Territorial reconstruction
Cyprus, northern Epirus The Dodecanese

The inauspicious prospects

Cyprus, northern Epirus

Already in early spring 1941, the then Prime Minister Korizis - facing defeat by Germany and the need to move the base of the Greek government - had implicitly asked Britain to display a more positive attitude to the issue of Cyprus, allowing the settlement of the Greek government there.

Although the British authorities did not wish the transfer of the Greek government to the island, as Prime Minister Tsouderos later requested, Britain avoided specific commitments with regard to the future fate of Cyprus, leaving the issue for future consideration after the end of the war. On the issue of northern Epirus, in autumn 1941, the exiled Greek government submitted a detailed memorandum to the British government which included all arguments in favour of granting the region to Greece. Apart from the ethnological argument (i.e. the existence of a sizeable Greek minority residing there) and the invocation of historic ties of the region with Greece, the advance of Greek troops in the territories of northern Epirus during the Greek-Italian war had added another argument to the memorandum of the exiled Greek government for the incorporation on the region in postwar Greece.

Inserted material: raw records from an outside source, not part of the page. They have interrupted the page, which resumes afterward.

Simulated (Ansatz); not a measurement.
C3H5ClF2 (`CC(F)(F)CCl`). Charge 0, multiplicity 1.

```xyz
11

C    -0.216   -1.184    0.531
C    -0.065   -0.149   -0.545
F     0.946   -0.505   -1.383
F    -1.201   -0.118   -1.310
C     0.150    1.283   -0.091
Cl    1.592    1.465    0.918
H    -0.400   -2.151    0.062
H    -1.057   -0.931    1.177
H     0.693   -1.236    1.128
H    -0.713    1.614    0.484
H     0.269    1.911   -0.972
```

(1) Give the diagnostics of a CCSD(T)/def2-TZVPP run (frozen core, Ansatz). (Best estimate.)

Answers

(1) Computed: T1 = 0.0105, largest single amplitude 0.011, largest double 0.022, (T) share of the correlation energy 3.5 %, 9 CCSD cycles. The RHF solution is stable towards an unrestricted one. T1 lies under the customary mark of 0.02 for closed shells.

Additionally, the Greek government invoked the July 1919 agreement between Venizelos and the then Italian Foreign Minister, Tomasso Tittoni, according to which Greece would gain the territories of northern Epirus in return for recognising the Italian mandate over the remaining part of Albania. This agreement was never executed because of the opposition of the Great Powers and the change of Italian policy; yet, the issue remained unresolved for the Greek side and was reinvoked in 1941.

However, on this issue too the British side came up with significant counter-arguments: the non-viability of a postwar Albanian state in the frontiers which the Greek demands suggested, the moral need to reward the national front which had been created for the liberation of the country and the fragile equilibrium of international forces in the Balkan peninsula which emerged from 1944 onwards with the division of spheres of influence in Europe.